Monday, November 25, 2013

Literature and Mind Post 14: Happiness and Pride and Prejudice

How does the newly common concept of the "right to happiness" shown by McMahon come into play in Jane Austen's novel Pride and Prejudice?

"' Had not my own feelings decided against you, had they been indifferent, or had they even been favourable, do you think that any consideration would tempt me to accept the man, who has been the means of ruining, perhaps for ever, the happiness of a most beloved sister?'" (Pride and Prejudice p. 212)

"Judged by the standards of the preceding millennium and a half, the question was extraordinary: a right to happiness? And yet it was posed rhetorically, in full confidence of the nodding assent of enlightened minds. By midcentury the claim was becoming commonplace, and by century's end it was more common still. Clearly, human beings deserved to be happy" (McMahon p. 200)

During the interesting period of the 18th century, people's mentality towards happiness was taking a turn towards what we know today. Before this time, people often saw happiness as something that was not attained on earth, but rather in heaven. It was their "heavenly reward," after living in a world where everyone was inherently sinful and corrupt. Now, people were starting to see happiness as a natural state of man, and they were beginning to believe that earthly things could in fact bring happiness (and therefore not everything was sinful), and that God wanted man to take pleasure in things. Happiness actually transitioned into a "right," which as McMahon states would have been completely "extraordinary" and unthinkable before. By the time Jane Austen began to write, the right to happiness would have been very common in discourse.

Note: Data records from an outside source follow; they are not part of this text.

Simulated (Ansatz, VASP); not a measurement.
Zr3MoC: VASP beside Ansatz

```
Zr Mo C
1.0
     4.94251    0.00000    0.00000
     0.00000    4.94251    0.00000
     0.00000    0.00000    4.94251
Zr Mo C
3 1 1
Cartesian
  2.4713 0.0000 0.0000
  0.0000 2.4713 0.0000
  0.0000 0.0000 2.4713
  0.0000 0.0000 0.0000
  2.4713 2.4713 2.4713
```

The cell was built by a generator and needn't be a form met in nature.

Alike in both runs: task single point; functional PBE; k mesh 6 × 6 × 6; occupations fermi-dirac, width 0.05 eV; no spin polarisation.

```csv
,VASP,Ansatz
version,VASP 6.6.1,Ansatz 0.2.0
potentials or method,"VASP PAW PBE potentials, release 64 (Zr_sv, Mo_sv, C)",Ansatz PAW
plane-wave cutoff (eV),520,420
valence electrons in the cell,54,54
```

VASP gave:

In the passage shown above, in which Elizabeth is actively rejecting Mr. Darcy's first marriage proposal, one can see the concept of the "right to happiness" firmly in place. Had her feelings "even been favourable," the fact that Darcy ruined "the happiness of a most beloved sister" is absolutely unpardonable.  Of course, it can be argued whether or not Lizzie is right in saying that Darcy personally and deliberately ended her sister's happiness for the rest of her life, but the message is clear. Happiness is something that Lizzie's sister deserves and inherently has, and when someone else or something else impedes on this happiness, that is a serious crime against her and her family. Later on, we even see Darcy agreeing that this accusation, if it actually was true, would be a valid and terrible one, in his letter explaining himself. In general, the idea that is still in place today of "the right to happiness" comes out very clearly in this moment in Pride and Prejudice.